Tuesday 21 February 2012

Monday 20 February 2012

Reverse Replication woes - solved

Hot off the press/keyboard (i.e. not fully tested). With the help of an Adobe support engineer in Basel and an on-site Adobe consultant we discovered what the root cause of the reverse replication problem was.

Namely, that when a user voted in a poll, the new vote AND ALL previous votes were being reverse replicated. This caused a MASSIVE workload on the Author because each node in the /var/replication/outbox did not contain 1 corresponding vote; it actually contained ALL of the votes including the new additional one. This explains why the Author would take 20 minutes to process just 10 nodes in the outbox.

The root cause was in the structure we were using (has been abbreviated):-

/content
/usergenerated
/somepoll
/poll1 [cq:Page]
/jcr:content [cq:PageContent]
/question
/answers
/1
/12423434
/12312323
/2
/23463456

Each vote is added under the /answers node as type "nt:unstructured" with the various properties. But, on each submission of a vote, the custom code (a custom SlingPostServlet) was setting the 3 magic properties (cq:distribute, jcr:lastModified & jcr:lastModifiedBy) on "/poll1/jcr:content". This causes the page "poll1" to be marked for reverse replication - and with it, all it's sub-nodes (aggregated).

The solution was to change the nodes that get created to individual pages themselves as follows :-

/content
/usergenerated
/somepoll
/poll1
/question
/answers
/1
/12423434 [cq:Page]
/jcr:content [cq:PageContent]
/12312323 [cq:Page]
/jcr:content [cq:PageContent]
/2
/23463456 [cq:Page]
/jcr:content [cq:PageContent]

And, then to ensure that the 3 magic properties are created on the jcr:content node of each vote node. Note: DO NOT have a jcr:content node anywhere in the intermediate hierarchy because this interferes with the firing of the outbox manager (I think it sees a jcr:content node and assumes that there must be a page there but, because there isn't a page there, then it aborts - and nothing appears in the outbox. I suffered with this problem when I kept "poll1/jcr:content" in the path (i.e. /content/usergenerated/somepoll/poll1/jcr:content/question/answers/1/12423434/jcr:content).

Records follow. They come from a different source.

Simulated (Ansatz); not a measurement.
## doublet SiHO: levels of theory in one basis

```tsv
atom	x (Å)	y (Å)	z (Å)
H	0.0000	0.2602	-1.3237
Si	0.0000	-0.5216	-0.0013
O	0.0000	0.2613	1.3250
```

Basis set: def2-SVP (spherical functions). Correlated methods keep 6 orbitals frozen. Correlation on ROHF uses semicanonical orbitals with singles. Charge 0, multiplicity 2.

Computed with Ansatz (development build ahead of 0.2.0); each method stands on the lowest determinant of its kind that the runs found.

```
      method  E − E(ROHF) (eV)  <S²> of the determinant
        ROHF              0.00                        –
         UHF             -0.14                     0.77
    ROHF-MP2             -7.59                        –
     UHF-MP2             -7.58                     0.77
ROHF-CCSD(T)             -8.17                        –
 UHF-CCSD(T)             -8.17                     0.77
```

NB, due to our environment, we needed to use a custom SlingPostServlet and start the reverse replication in our project. However, the above structure should work with the normal OOTB page manager activated reverse replication.

The HTML form to post these votes would be something like this :-

<form action="/content/usergenerated/somepoll/poll1/question/answers/1/123456789" method="post" enctype="multipart/form-data">
<input type="hidden" name="./jcr:primaryType" value="cq:Page" />
<input type="hidden" name="././jcr:content/jcr:primaryType" value="cq:PageContent" />
<input type="hidden" name="././jcr:content/answer" value="my_chosen_answer" />

<input type="hidden" name=":redirect" value='/content/website/thankyou.html' />
<button type="submit">Submit</button>
</form>

Thursday 16 February 2012

Reverse Replication woes

So, in my previous post I said how wonderful FP37434 is (the replication stabilisation FP). Unfortunately, it did not solve our problem and we now have a large volume of content to reverse replicate (~50k nodes in /var/replication/outbox across all our publish servers).

We are currently facing 2 problems. When the RR agent polls, the publish server with FP37434 exhibits a huge native memory leak (approx 8GB of native memory is being claimed) causing a great deal of paging on the system.

When we batch this down to only 10 items in the outbox, we noticed that the author takes 30 minutes to process 10 nodes.

Adding extra logging (com.day.cq.replication.content.durbo) at DEBUG level shows that the Author is doing valid work for 30 minutes processing just 10 nodes from the outbox.

It turns out that when a node is added to /content/usergenerated/path/to/something then CQ appears to be adding all of the pre-existing sibling nodes in the newly created node under /var/replication/outbox. You can see this by analysing nodes inside the outbox. This is why 10 nodes takes 30 minutes for the author to process - because it's actually unpacking 10000 nodes.

This probably also explains why our CQ author is performing slowly.

Hopefully, I will remember to post the solution here when we get to it ... :-)